Coulter: “I think I'm a moderate, and the rest of the world is crazy”

On the October 14, right-wing pundit Ann Coulter said she “guess[ed]” that she is a “right-wing extremist,” which is “synonymous with American patriot,” but “truth be told” she believes herself to be “a moderate, and the rest of the world is crazy.” Coulter appeared on the October 14 edition of FOX News Channel's The O'Reilly Factor to promote her new book, How to Talk to a Liberal (If You Must): The World According to Ann Coulter (Crown Forum, October 2004)

From October 14 edition of FOX News Channel's The O'Reilly Factor:

O'REILLY: Are you -- OK. OK. Let's stop there now. Are you a right-wing extremist?

COULTER: I guess so, but I think that's synonymous with American patriot.

O'REILLY: I'm not going to cast aspersions. I've been called a right-wing extremist as well. Now you know that's not true, correct?

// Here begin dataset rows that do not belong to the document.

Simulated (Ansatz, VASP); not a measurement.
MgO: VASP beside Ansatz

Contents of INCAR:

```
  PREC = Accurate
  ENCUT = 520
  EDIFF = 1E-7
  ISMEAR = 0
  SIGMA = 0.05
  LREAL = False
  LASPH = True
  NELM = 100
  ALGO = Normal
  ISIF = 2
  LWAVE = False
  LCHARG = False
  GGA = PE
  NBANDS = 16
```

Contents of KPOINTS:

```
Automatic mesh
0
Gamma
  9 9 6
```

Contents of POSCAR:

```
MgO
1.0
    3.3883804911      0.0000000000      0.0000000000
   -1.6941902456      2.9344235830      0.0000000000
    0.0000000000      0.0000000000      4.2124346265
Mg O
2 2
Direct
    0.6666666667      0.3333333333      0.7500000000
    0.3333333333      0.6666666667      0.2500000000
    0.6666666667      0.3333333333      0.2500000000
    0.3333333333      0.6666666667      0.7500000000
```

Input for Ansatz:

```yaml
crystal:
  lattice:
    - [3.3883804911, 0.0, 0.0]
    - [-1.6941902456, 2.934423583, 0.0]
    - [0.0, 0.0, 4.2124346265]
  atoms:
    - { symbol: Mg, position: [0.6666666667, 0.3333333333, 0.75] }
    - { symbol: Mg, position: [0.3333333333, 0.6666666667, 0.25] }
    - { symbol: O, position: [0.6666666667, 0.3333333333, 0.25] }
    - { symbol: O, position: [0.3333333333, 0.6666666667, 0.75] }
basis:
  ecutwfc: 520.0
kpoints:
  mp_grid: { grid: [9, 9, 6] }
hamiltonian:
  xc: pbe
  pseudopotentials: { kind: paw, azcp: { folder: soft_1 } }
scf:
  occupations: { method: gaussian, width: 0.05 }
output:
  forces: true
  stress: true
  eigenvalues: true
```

COULTER: I'm the first one to point it out, I think.

O'REILLY: Right. You mock me incessantly for not being as extreme as I should be in defense of America, which I, of course, deny. I think that I'm fair and balanced. But, anyway, all right. So you're -- that's good. You know -- you recognize you're a right-wing extremist, and you're happy with it. You're content with being that. Can you persuade, then, other people to see things your way if you are so extreme?

COULTER: Well, truth be told, I think I'm a moderate, and the rest of the world is crazy. I will accept the right-wing moniker.

[...]

O'REILLY: What if John Kerry gets elected president? Do you leave the country? What do you do? What happens to you?

COULTER: I'll leave New York. You'll have to interview me by satellite. I think it would be an absolute disaster. I think the future of the Republic is at stake, as I think I was saying to you on radio the other day. It was one thing to be -- to wait out pusillanimous Democrats when we were up against the Soviet Union. They weren't insane. They weren't going to launch a preemptive nuclear attack. We are now against lunatic savages. They would put a dirty bomb in New York tomorrow if they could.

O'REILLY: Oh, I think everybody would -- when you say you're going to move out of New York, where are you going to go?

COULTER: New York, I think, has the biggest target.